Sunday, 7 April 2013

Private, Communal & State Ownership

Private, Communal & State Ownership

Clarke & Kohler pp. 35-42, 59-62, 75-78
Demsetz, “Towards a theory of property rights” C&K pp. 65-68
  • Communal property: property rights in things can be held by communities. 
  • Public or state property: the state may hold all the property rights in a thing, and allocate the use of things to particular citizens by administrative rather than property rules. 
  • Do note that there is no consensus over what constitutes state and public property - there is not even the distinction between private and state. 
  • Ownerless things or ‘no property’ are objects in which no one has property rights so you might have a priviledge of benefiting from it but not a right. Examples include: free newspapers, radio signals, downloadable material from the internet. In Hunter v Canary Wharf, the House of Lord decided that terrestrial television signals were an example of this. 
  • Communal property: This is where not only do persons have a priviledge to use the resource but a right not be excluded from using it. They can be open e.g. everyone in the world is a member or closed/limited where membership of the ‘community’ is limited. 
  • Open access communal property is not necessarily state owned e.g. a public right of way which is open access communal property may be owned by a private induvidual. Another way in which open access communal property differs from state is that if the user has the right not be excluded from the state then we can say this is open access communal property as state property can use facilities and merely license users by permission to use it.
  • The difference between allocation and provision of resources is this - allocation of resources sees what type of ownership is present should the facility be limited to a certain class or is free for all to use or is the public entitled to use it. Provision on the other hand whether anyone should be responsible for ensuring that the resources are available in the first place. 
  • Limited access communal property can be distinguished from private co-ownership. Private co-owners are usually identified by their transmissable property interest. Members of a community, on the other hand, are identified in reference to a particular defining characteristic and no induvidual member has a transmissable interest. However, this is not a clear-cut analysis that is always correct as with all other aspects with law there are exceptions and distinct situations where this does not hold.
  • If a communal property is that which no one has a right to be excluded and priviledge to use but cannot exclude others then the opposite is Anticommons property. 
  • Anticommons property was first suggested by Frank Michealman a property which everyone has a right to exclude but no right or priviledge to use themselves.  This concept became useful when it was reformulated by Micheal Heller, who described it as a situation where ownership rights are distributed to multiple owners in such a way that each owner can exclude others and hence cannot actually use the resource for himself. He gives the example of a communal garden which all households are given to share, they all put locks to exclude others but one person themself cannot use it as that would require asking the other households to remove their locks and thus infringing their rights. 
  • Thats why in England only up to 4 people to co-own land as to avoid some of the problem of the anti common. Thats why even with communal problem its 4 people. Anti common is an externality of communal ownership. 
  • The concept of the anticommons property is significant because it allowed Heller to demonstrate why post-soviet Moscow was inefficient. After the state ownership of shops ceased, shops in Moscow still remained virtually empty of consumer goods. Kiosks tended to operate illegally outside on the street. This was because property rights in shops were distributed amoung a number of different bodies in an attempt to placate or compensate socialist-era stakehlders, shops thus had become anticommons property: no single induvidual was given full ownership rights. 
  • No property - the point is to not be regulated. You can’t say you have a right to it. Its just there - you can use it - you can’t own it as you can’t loose it.

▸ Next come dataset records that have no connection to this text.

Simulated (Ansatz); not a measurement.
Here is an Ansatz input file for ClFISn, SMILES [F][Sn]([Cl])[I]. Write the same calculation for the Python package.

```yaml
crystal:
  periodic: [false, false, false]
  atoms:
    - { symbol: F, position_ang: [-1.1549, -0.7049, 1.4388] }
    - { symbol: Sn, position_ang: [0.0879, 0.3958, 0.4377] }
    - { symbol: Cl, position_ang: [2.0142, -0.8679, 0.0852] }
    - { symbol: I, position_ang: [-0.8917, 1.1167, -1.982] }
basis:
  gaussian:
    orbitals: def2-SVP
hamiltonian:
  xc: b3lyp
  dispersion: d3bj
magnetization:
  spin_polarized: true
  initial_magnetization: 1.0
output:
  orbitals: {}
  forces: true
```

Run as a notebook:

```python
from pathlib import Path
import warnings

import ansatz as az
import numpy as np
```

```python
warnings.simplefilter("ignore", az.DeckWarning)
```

59-62: Justifications for property rights
  • Lawrence Becker draws a distinction between two types of justifications: general and specific. General concerns why to have property rights in the first place and specific what sorts things people should own under what condition  (macro v micro).
  • Economist regard the institute of property as a means of solving these problems caused by scarcity of resources. 
  • Garrett Hardin put forward the justification of private property in “The Tradegy of Commons”. Where he essentially argued that open unowned properties will be overused and exploited as no person bares the direct cost of their actions on the land so if you have some form of ownership then there is someone who is responsible and bares the cost and thus ensures that this does not happen. He gives 2 examples: one of a pasture that is open to all and ends up overgrazed and useless and the second is pollution, he says people will not be careful about how much pollution and external cost they are adding to the land as they bare no cost of it.
  • There are several criticisms of Hardin’s justification. The first is that he fails to identify why private ownership is better than limited access communal ownership. This is probably because he does not make a distinction between no-property, open-access and limited access communal property. 
  • Demsetz looks at this proposal more closely saying that private property is not always the answer and that limited access communal property can be too. He says however the society this produces will be distinct from if there was private property and that regulation will tend to be through social convention as opposed to legal regulation. Furthermore, the nature of the resource and the prevailing environmental conditions will determine which type of ownership is more suited. 
  • Demsetz however failed to take sufficient account of state ownership which Hardin himself acknowledged that might provide some solution.
75-78: Yoram Barzel, Economic Analysis of Property Rights ‘The Conversion of the North Sea into Owned Property’
  • Barzel provides the example of when in 1958 the North Sea was divided and became private companies and as a result large development was seen in this area. 
  • Coase therom: the absense of transactions costs inhibiting the proper working of the market, the efficient allocation of resources will occur wherever the entitlement is first put. 
Demsetz, “Towards a theory of property rights” C&K pp. 65-68
  • The "main allocative function of property rights is the internalization of beneficial and harmful effects"
  • If you have a small community, this can work... but only if the cost of changing the grabber's behavior (i.e., transaction cost) is less than the harm the community is suffering. We must assume that this is a community of rational, economically-efficient people who will pay only if "cost < harm."
  • That is because the transaction costs of changing grabbers' behavior in large communities are higher than the externalities... thereby preempting internalization. 
  • In contrast, a "private property rights" system significantly reduces the externalities a society experiences. Let me illustrate using land as a type of property. Having exclusive ownership of a parcel of land incents one (by design) to manage it in such a way that society's interests are better addressed. For example, the owner now has access only to the portion of natural resources that are on his land. Therefore, by depleting his resources, the owner hurts only himself; the other parcel owners' resources are not affected. Therefore, the externalities of a given conduct are significantly reduced.
  • In a private-rights system, the transaction cost of reducing the externality is lower than under a communal-rights setup, because the private system recognizes a bundle of rights belonging to the neighbors. For example, if soot from the factory's pollution is deposited on a neighbor's land, the neighbor could sue the company for trespass. A private-rights system also implies a more efficient means of internalizing. For example, if the neighbors got together and pooled funds to persuade the company not to pollute, a private-rights system helps define which neighbors are required to be present in the negotiation 
  • At that point, society can introduce government intervention by either limiting someone's rights to use the land, or by requiring that certain types of property (e.g., factories) be government-owned and managed with society's broader needs in mind. Government intervention can further reduce externalities, though it may create others, such as limited freedom, limited enterprise, less-vibrant economy, etc. Demsetz did not elaborate on government regulation in the excerpt.
  • Demsetz's principles that civilized societies must be economically efficient and that an economically-efficient society has the duty to minimize externalities, aim to justify the transition from a communal-property legal system to one of private property rights and government regulation.